---
title: "Newly Industrialized Countries — AP Human Geography"
description: "NICs are countries shifting from farming to factory economies, like South Korea and Mexico. Key to Topic 7.7's international division of labor on the AP exam."
canonical: "https://fiveable.me/ap-hug/key-terms/newly-industrialized-countries-nics"
type: "key-term"
subject: "AP Human Geography"
unit: "Unit 7"
---

# Newly Industrialized Countries — AP Human Geography

## Definition

Newly Industrialized Countries (NICs) are nations that have recently shifted from agrarian to manufacturing-based economies, gaining jobs as core countries outsource production. In AP Human Geography, NICs anchor Topic 7.7's international division of labor (EK PSO-7.A.5).

## What It Is

[Newly Industrialized Countries](/ap-hug/key-terms/newly-industrialized-countries "fv-autolink") (NICs) are countries in the middle of a big economic makeover. They've recently moved away from economies built on farming and [raw materials](/ap-hug/unit-7/industrial-revolution/study-guide/gpQFb9giCZvhcGtFh6YD "fv-autolink") toward economies built on factories, exports, and growing cities. Classic markers include rapid economic growth, rising manufacturing output, urbanization, and an expanding middle class. Think of NICs as countries climbing the global economic ladder, no longer periphery but not yet core.

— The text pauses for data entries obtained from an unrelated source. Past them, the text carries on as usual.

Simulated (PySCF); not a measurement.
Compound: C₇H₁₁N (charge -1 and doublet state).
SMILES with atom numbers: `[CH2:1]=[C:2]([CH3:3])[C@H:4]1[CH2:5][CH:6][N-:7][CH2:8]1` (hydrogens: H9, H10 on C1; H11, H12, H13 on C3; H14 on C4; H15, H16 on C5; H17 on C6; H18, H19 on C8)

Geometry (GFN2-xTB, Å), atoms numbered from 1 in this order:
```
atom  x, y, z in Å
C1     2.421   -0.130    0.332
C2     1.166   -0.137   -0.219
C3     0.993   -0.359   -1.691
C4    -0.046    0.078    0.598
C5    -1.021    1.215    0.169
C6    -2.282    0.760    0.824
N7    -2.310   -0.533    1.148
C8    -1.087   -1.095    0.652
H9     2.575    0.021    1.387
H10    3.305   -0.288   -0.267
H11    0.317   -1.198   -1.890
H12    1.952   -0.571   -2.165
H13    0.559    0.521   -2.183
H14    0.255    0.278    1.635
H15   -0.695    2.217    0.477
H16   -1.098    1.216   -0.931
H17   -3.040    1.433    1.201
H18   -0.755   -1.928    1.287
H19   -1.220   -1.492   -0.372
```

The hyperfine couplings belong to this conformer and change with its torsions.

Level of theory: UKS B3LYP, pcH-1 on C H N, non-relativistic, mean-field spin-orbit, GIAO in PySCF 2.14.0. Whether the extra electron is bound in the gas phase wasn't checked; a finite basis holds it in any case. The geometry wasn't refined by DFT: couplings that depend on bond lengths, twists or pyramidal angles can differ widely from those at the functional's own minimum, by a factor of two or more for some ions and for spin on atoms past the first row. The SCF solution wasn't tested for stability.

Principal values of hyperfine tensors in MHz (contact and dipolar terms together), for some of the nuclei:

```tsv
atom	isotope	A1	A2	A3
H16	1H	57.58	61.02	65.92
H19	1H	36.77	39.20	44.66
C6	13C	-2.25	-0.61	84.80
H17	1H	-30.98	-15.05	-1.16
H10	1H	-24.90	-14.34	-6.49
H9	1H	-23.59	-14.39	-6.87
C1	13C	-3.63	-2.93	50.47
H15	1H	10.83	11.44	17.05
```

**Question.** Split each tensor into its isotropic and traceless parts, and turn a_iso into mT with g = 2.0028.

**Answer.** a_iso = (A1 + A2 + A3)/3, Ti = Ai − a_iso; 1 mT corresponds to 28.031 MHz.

Here's the geography behind it. When core regions like the US and Western Europe deindustrialized, those manufacturing jobs didn't vanish. They moved. [Outsourcing](/ap-hug/unit-7/changes-as-result-world-economy/study-guide/71NNYLPhASjIrE5PuCju "fv-autolink") and economic restructuring shifted factory work to NICs (EK PSO-7.A.5), which often welcomed it by creating special economic zones, free-trade zones, and export-processing zones (EK PSO-7.A.6). The result is an international division of labor where NICs do the lower-paying manufacturing work while core countries keep the high-paying design, finance, and management jobs. The Asian Tigers (South Korea, Taiwan, Singapore, Hong Kong) plus countries like Mexico, Brazil, and China are the go-to examples.

## Why It Matters

NICs live in [Unit 7](/ap-hug/unit-7 "fv-autolink") (Industrial and Economic Development [Patterns and Processes](/ap-hug/key-terms/patterns-and-processes "fv-autolink")), specifically Topic 7.7, Changes as a Result of the World Economy. The learning objective is 7.7.A, which asks you to explain the causes and geographic consequences of recent economic changes like increased international trade, deindustrialization, and global interdependence. NICs are basically the answer key to that objective. Deindustrialization in the core and industrialization in NICs are two halves of the same process. You can't explain one without the other. If an exam question mentions outsourcing, special economic zones, or the international division of labor, it's testing whether you understand where NICs fit in the restructured world economy.

## Connections

### Deindustrialization and Outsourcing (Unit 7)

The Rust Belt and the rise of NICs are the same story told from two locations. Jobs leaving Detroit and jobs arriving in Seoul or Shenzhen are one process of [economic restructuring](/ap-hug/key-terms/economic-restructuring "fv-autolink"), which is exactly the cause-and-consequence link LO 7.7.A wants you to explain.

### Dependency Theory and World Systems Theory (Unit 7)

NICs sit in the [semi-periphery](/ap-hug/key-terms/semi-periphery "fv-autolink") of Wallerstein's model. They complicate strict dependency theory because they show some countries can move up the ladder, which makes them great evidence when an FRQ asks you to evaluate a development theory.

### Special Economic Zones and Export-Processing Zones (Unit 7)

These zones are the tool NICs use to attract foreign factories, offering tax breaks and loose regulations. EK PSO-7.A.6 ties zone creation directly to industrial growth outside the [core](/ap-hug/key-terms/core "fv-autolink"), so know an example like China's SEZs.

### Urbanization and Megacities (Unit 6)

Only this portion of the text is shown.